Tuesday, January 6, 2009


Hawks are good for reminding writers that their writing has been neglected. It is aching to be let out. Ready to play. Go out and watch a hawk eat lunch. Feathers and blood everywhere. A mess on the lawn. Beady-eyed gaze guarding what's good.

Yeah. Go on.

Before the end of the meal, that hawk is likely to be distracted, interrupted, maybe shot, killed, eaten, you name it. But do you think that she'll let go of the carcass she's wolfing down as fast as she can? Will her beak let up for one second, allowing it to fall to the ground? Not on your life.

So, like I said, go ahead.



Monday, November 17, 2008

Cat Bowls at Midnight

Have you ever been insomniac and the moon so full you went nearly blind in the blare, so you got up and padded through the house in sock feet, and suddenly the clink of china, then a cold wet slide across the kitchen on one hip washes you up against the pan cupboard in the west corner. Ow!

What the hell are they doing there! You don't have a cat, or a dog. What are three bowls doing on the floor in a puddle of water! You stop swearing a minute, get up on all fours and creep over to the mess. Sniff. Put your finger into what looks like cheerios. Taste. It's cheerios. Wha....?

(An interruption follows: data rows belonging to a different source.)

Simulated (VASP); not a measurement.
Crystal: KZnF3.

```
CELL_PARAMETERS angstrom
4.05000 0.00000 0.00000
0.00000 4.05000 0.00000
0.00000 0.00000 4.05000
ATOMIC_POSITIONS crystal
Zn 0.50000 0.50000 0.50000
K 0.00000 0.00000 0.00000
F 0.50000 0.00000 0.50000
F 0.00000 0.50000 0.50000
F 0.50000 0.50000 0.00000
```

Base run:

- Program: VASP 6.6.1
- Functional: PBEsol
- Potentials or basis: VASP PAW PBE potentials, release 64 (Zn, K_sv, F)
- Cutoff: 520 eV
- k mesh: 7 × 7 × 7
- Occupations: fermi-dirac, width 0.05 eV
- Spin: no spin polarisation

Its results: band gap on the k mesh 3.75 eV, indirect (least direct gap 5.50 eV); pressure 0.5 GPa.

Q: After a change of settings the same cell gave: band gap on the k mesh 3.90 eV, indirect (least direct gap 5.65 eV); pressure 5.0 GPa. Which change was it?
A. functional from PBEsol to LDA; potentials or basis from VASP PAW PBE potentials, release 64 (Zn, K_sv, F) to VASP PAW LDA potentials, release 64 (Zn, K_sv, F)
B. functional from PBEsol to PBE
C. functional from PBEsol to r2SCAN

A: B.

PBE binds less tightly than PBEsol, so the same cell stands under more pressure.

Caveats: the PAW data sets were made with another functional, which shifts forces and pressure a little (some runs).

The other bowls are half filled with tea-colored liquid. You dip in one finger. Taste. It's cooled-off, bitter from the bag being in too long goddam lapsang souschong! Who is messing with me?

Getting up again, you swoosh along on the shiny wood boards without lifting your feet, like an old lady on icy pavement, until you get to the porch door. You peer out the window into a silent yard so full of moon it's hard to find an edge. But that is exactly what you want right now. To find an edge to grab onto. And pull at the threads of cloth you've been working over the last year, to find colors that weave themselves in unobtrusively, completely. To ravel the sides into froth. To kick up the rug at the door and go out.

To moon the naked sky right back. And follow a tiny trail that leads off to the side, around beds of peony stalks, winter-battered cones and mullein. The taste of air that clicks with cold, a furtive scurry under. Little tracks all over the driveway and down to the road. A bicycle rusting against a drainpipe. Dust in the air of this too dry night.

But sudden sleep catches hold and draws you in, back under the covers and down down down into murzy thoughts of the past. What is the past doing here? Get out! You say, get out! You need to get back to sleep. You must've dreamed it all.